Paint it, switch out all the lights for daylight LED, clean it like a laboratory inside, mostly denude the landscaping outside no matter how lush and beautiful you think it is. I'm going to say some things that might tick off any appraisers here -- when a bank orders an appraisal, the job nowadays is pretty much lowballing the properties as much as they can get away with. The appraisers need pics to back up their lowball appraisals. So make bad pictures as hard for an appraiser to take as you can.
When you meet the appraiser, be wearing the most expensive duds you own and be driving the most expensive car you can rent. You are a big shot, and at the same time go out of your way to be nice to the appraiser. Offer them some fresh-squeezed juice or some Costco-bought single-origin coffee out of the newest, shiniest Keurig you can put in the kitchen.
One trick that I absolutely love and have talked about before on Bigger Pockets is hanging a $200 jetted stainless shower tower in the bathroom. There are quite a few benefits to having these things in rental properties, but their ability to instantly ritz up a cheap alcove tub/shower in a small and boring bathroom is incredible.
A related trick that I've heard works wonders in appraisals is to rent the nicest stainless appliances you can for the kitchen and laundry. After the appraisal process is over, back they go to the store and in comes the recycled junk from the scratch-and-dent. It's a lot harder to make an argument that a house is worth peanuts when late-model shiny new stainless appliances figure prominently in the kitchen and laundry shots.
The kind of people who end up appraising tend to share many similarities with mediocre real estate agents and failed flippers, and may be one or both. They are typically very light on actual residential construction knowledge, although they do their best to talk a good game. They like their color palettes and vignettes arranged on the fireplace mantle. They love bright, clean, modish spaces. They love pretty pictures. And more than anything else they respond to being treated like important people by those that they believe have money, class, and power.
Cheap budget upgrades for your 10K budget, I would definitely:
- Paint the whole house repose grey (Sherwin Williams) with white trim
- If flooring isn't the same or needs to be replaced.. a nice, lighter colored laminate throughout
- New baseboard trim, 5.25"H adds a nice touch (and paint all trim bright white)

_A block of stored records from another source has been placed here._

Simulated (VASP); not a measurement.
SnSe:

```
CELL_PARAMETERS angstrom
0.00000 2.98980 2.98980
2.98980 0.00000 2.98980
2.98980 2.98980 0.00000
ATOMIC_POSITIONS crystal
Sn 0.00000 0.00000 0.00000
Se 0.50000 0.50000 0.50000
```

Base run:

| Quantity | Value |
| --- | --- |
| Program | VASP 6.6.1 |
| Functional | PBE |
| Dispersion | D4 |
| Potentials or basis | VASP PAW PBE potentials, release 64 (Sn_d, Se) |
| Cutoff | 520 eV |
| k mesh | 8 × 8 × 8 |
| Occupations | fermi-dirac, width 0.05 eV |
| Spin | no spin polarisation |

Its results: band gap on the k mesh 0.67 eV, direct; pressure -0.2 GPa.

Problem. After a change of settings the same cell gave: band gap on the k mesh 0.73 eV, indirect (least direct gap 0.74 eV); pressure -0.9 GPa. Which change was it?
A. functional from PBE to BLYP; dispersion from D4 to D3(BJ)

- Kitchen.. if old cabinets, paint them. If they're fine but countertop is old.. put a new one one. Granite. Make sure SS appliances are there (or VERY clean white/black appliances.. uniform in color).
- Add some updated (but cheap) exterior lights and interior LED lights (either recessed or swap out bulbs)
- If bedrooms only have 1 dome light, could consider adding a nice big fan/light combo. I usually pick up a $100 fan/light combo (modern looking of course) from Home Depot or you find deals online
Originally posted by @Jim K. :
switch out all the lights for daylight LED
This is the only part of Jim K's post I disagree with. LEDs are good, but the "daylight" ones (5000+ K) look incredibly blue and harsh to me. I did LEDs in my rental (both bulbs and ceiling disk fixtures where there used to be can lights), but I got the 2700 or 2750 K ones - pretty close to a plain old soft-white incandescent. One of the disk lights is 3000 K, and I can tell the difference, but I don't know if the tenants care or not.
The daylight LEDs might look a little better if the whole house has them. If you want to check, maybe buy a couple of daylight and a couple of 2700 K ones at the store, and try them out at your house.
This rating (the color temperature) is not always on the front of the LED lamp box. Usually there's a little box on the side or back that says "Lighting Facts", and it will be listed in there.
In Oregon it is a no no to meet with the appraiser when you are buying a house.
Yes, you're right. I seem to have babbled through a technical point. I'm a digital photography buff with a background in Photoshop.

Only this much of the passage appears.